Create efficient binary storage format alternative to pickle #686

wesm · 2012-01-25T21:30:52Z

Ideally it should support compression! Possibly using blosc or some other method

mcobzarenco · 2012-08-15T09:13:23Z

As a first order approximation, what do you think about:

import pickle, bz2

def pickle_compress(obj, path):
    pickle.dump(obj, bz2.BZ2File(path, 'w'), pickle.HIGHEST_PROTOCOL)

def unpickle_compress(obj, path):
    return pickle.load(bz2.BZ2File(path, 'r'))

wesm · 2012-08-15T18:55:10Z

Unfortunately, this doesn't solve the "pickle problem" (i.e. that classes can't move to different modules).

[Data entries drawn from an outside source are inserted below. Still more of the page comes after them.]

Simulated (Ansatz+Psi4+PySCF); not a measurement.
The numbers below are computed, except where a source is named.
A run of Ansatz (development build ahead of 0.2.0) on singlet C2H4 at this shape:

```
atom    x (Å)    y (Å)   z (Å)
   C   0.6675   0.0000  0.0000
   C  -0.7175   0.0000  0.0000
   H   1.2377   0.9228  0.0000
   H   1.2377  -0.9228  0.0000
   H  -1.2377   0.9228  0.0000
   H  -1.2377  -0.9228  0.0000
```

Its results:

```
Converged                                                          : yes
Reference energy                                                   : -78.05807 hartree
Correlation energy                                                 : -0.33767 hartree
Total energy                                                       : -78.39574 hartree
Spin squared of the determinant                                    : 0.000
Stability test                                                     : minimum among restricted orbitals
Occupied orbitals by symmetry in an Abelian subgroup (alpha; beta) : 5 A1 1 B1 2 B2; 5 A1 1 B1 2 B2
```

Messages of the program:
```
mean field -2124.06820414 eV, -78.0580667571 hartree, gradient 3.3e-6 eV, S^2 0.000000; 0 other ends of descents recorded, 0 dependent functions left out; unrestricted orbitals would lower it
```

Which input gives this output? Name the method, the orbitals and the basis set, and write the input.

dalejung · 2012-09-03T17:05:17Z

@wesm have you considered making HDF5 the preferred backend? You would get compression baked in. Plus, the random access support would make on-disk dataframe operations possible.

wesm · 2012-09-08T21:52:28Z

I have, but the main problem is the deserialization speed for lots of small objects (this turns out to be a fairly important use case to a lot of users). I think using msgpack along with snappy or blosc (which uses the fastlz algorithm) for fast in-memory compression might be a good way to go

I should point out that using HDF5 (or at least PyTables) adds quite a bit of overhead for loading small objects

dalejung · 2012-09-13T17:18:23Z

When you talk about loading many small objects, what do you mean exactly? I've definitely run into a lot of performance cul-de-sacs when it comes to pytables, so I'm not sure which one you're referring to :/

I've come to having a DatetimeIndex in memory and translating the bool arrays to list of slices since pytables dies on long list of indexes. Really quick but bypassing most pytables features like in-kernel searches.

wesm · 2012-09-18T01:04:23Z

As a benchmark, try loading 1000 Series objects each containing 100 values and random string indexes with 10 or fewer characters. So we're talking roughly 8K of data per Series

ghost · 2013-03-24T15:30:27Z

related #3151

ghost · 2013-04-04T22:25:14Z

The metadata discussion in #2485 reached an impasse about having metadata
propegate through data ops, it still makes sense to allow a metadata descriptor
to be serialized with an object and available initially upon deserialization for things
like date of measurements, source of data information, etc'.

The pickle code in pandas is not my favorite bit, would be nice to tackle it
as part of a new binary format if/when though.

jreback · 2013-04-04T22:31:27Z

I think in 0.12 we could add a generic .meta that attaches to all objects and can propogate it. Easy to save/recreate in HDF (see http://pandas.pydata.org/pandas-docs/dev/cookbook.html#hdfstore) and pickle, csv/excel would prob need some work to do that though. Adding direct .name also should be straightforward (on frames/panel).

ghost · 2013-04-04T22:57:32Z

How do you mean propogate? you have a way to do #2485 in a clean way across operations? or
just adding it to the current pickle serialization?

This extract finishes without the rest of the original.